Imran Khan drew international fame during the 1992 World Cup for preaching the “cornered tigers” mentality, which required the Pakistani team to do what it takes to win. Khan likes to draw a lot of parallels from his playing days, most recently claiming that he will take three wickets with one ball. Now, it seems that he is cornered again, and is trying desperately to break the shackles.
However, as we have seen over the past three and a half years of PTI leadership, what works in the field of sports does not work in politics.
When the no-confidence motion was first being discussed among the opposition Pakistan Democratic Movement (PDM), Interior Minister Sheikh Rasheed Ahmed famously quipped that the establishment was neutral. This statement sent the media into a frenzy with analysts scratching their heads trying to figure out how the establishment could be courting both sides of the aisle.
Since then, national discourse has revolved around trying to figure out clues for the establishment’s supposed neutrality. Many have stated that the fact that the opposition took this long to table a no-confidence motion in the National Assembly meant that the PDM was not getting the green light they were looking for. Others also pointed to the PML-N spokesperson Maryam Aurangzeb’s statement that certain opposition figures had received calls from establishment figures to subvert their loyalty.
Now, Information Minister Fawad Chaudhry made another vague reference stating that the government, politics, and the future all belong to the PTI. When asked about the establishment’s support, Chaudhry elaborated that the above three things cannot co-exist without all power brokers being on the same page.
Should we take this at face value to mean that the establishment is standing with the government, or should we take them as veiled swipes at the establishment to seek their support?
Most likely, these are signs of desperation. His statement that the government is willing to make a deal with the opposition if they choose to drop the no-confidence motion is another evidence of desperation. The government is clawing back aimlessly in a last-ditch effort to save a crumbling empire.
The opposition would not have tabled the no-confidence motion if they did not think it would succeed, which means the establishment might finally have given them the go-ahead. And why would they not?

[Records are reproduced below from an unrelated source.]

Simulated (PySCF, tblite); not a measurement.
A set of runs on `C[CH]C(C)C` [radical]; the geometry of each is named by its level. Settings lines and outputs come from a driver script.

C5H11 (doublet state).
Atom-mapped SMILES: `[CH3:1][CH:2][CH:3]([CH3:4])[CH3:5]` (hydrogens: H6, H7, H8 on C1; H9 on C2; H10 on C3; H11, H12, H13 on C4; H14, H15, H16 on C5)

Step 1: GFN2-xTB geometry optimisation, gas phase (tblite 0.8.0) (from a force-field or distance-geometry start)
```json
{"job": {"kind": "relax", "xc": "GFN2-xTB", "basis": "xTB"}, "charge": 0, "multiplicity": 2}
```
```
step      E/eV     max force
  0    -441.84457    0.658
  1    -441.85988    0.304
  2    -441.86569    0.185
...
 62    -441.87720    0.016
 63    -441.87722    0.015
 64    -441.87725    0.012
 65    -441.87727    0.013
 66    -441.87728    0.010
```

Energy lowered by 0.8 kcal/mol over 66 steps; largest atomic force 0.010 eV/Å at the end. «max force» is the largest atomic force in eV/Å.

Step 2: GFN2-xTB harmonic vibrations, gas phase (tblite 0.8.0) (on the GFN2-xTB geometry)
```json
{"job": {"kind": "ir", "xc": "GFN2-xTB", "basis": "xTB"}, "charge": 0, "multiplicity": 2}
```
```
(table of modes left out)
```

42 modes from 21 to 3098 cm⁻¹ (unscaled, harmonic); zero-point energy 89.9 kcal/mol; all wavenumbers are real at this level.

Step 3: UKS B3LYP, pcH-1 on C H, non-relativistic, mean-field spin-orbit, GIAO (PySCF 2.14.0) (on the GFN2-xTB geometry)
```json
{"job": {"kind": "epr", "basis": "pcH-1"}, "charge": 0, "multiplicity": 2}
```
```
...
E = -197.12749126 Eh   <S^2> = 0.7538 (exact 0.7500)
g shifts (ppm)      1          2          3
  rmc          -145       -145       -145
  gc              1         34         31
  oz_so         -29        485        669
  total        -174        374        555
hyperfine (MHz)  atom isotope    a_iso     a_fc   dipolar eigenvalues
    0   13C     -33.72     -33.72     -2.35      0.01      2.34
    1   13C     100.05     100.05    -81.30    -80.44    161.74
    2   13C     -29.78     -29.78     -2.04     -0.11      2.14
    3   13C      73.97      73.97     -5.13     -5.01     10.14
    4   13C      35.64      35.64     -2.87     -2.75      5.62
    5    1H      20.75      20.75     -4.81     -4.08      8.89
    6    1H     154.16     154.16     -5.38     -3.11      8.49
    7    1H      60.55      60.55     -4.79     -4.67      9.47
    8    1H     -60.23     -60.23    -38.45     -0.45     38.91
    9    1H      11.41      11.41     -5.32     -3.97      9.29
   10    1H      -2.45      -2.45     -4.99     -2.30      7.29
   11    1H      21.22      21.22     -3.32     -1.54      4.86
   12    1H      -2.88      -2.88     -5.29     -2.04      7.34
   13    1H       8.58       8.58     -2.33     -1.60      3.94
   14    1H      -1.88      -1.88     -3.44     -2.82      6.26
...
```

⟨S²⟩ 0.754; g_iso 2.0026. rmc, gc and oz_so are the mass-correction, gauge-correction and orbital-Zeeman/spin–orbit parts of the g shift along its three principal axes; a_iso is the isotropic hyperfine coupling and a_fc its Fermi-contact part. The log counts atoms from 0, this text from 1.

The opposition would not have tabled the no-confidence motion if they did not think it would succeed, which means the establishment might finally have given them the go-ahead. And why would they not? They have already faced widespread public backlash for hitching their wagons to a PTI government that has been a constant show of governance and economic failures. Why would they want this sort of treatment to continue?
Convoluted statements are not the only signs that Imran Khan is panicking. History tells us that when leaders start to lose their grip on power, they start flailing around in a desperate fit to regain public support. Over the past few months, Khan has done just that. His trip to Russia tops that list.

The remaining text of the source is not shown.